In doing unrelated research, I conjectured that $n^3+(n+3m)^2$ is divisible by $3$ for all n in $[2+k,3+k]$ for all $k$ in $\mathbb{N}$ for all m in $\mathbb{N}$.
I'd like to prove this algebraically, but don't know how to frame the function for $n$.
I think that you wanted to say "for all $n$ in $[2 + 3k, 3 + 3k]$", since I can't see what purpose $k$ would have otherwise.
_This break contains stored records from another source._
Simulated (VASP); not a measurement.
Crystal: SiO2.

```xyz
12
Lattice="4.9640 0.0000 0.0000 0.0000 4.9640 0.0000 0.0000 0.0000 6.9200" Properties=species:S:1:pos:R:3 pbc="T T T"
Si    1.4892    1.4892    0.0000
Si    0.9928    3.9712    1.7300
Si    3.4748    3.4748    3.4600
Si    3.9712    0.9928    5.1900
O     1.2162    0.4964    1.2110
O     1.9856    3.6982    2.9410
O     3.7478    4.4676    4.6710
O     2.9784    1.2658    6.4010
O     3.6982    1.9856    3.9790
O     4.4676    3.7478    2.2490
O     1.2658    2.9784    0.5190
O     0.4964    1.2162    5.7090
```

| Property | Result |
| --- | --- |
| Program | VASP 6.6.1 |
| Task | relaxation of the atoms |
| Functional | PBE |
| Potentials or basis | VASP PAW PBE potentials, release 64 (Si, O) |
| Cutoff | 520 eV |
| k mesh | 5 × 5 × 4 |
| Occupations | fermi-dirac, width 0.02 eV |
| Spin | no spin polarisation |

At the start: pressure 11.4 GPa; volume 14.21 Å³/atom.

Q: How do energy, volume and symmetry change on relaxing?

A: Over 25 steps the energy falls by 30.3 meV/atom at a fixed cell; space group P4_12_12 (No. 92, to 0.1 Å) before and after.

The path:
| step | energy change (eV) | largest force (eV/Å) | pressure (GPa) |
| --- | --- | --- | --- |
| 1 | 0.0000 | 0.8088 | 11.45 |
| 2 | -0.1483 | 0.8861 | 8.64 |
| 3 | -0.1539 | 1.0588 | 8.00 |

I will use congruence relations to prove your conjecture :
You have two cases :
$n \equiv 0 \mod 3$ (Meaning $n = 3 + 3k$):
Then $n^3 \equiv 0 \mod 3$.
Also, since $3m \equiv 0 \mod 3$, then $n + 3m \equiv 0 \mod 3$. Therefore, $(n + 3m)^2 \equiv 0 \mod 3$.
Summing our results, we get that $n^3 + (n + 3m)^2 \equiv 0 \mod 3$, which means that your conjecture is true for $n = 3 + 3k$.
$n \equiv 2 \mod 3$ (Meaning $n = 2 + 3k$):
Then $n^3 \equiv 8 \mod 3 \equiv 2 \mod 3$.
Also, since $3m \equiv 0 \mod 3$, then $n + 3m \equiv 2 \mod 3$. Therefore, $(n + 3m)^2 \equiv 4 \mod 3 \equiv 1 \mod 3$.
Summing up, we get that $n^3 + (n + 3m)^2 \equiv 2 + 1 \mod 3 \equiv 0 \mod 3$, which means that your conjecture is true for $n = 2 + 3k$.
In conclusion, your conjecture is true for all $n$ in $[2 + 3k,\,3 + 3k],\,k \in \mathbb{N}$.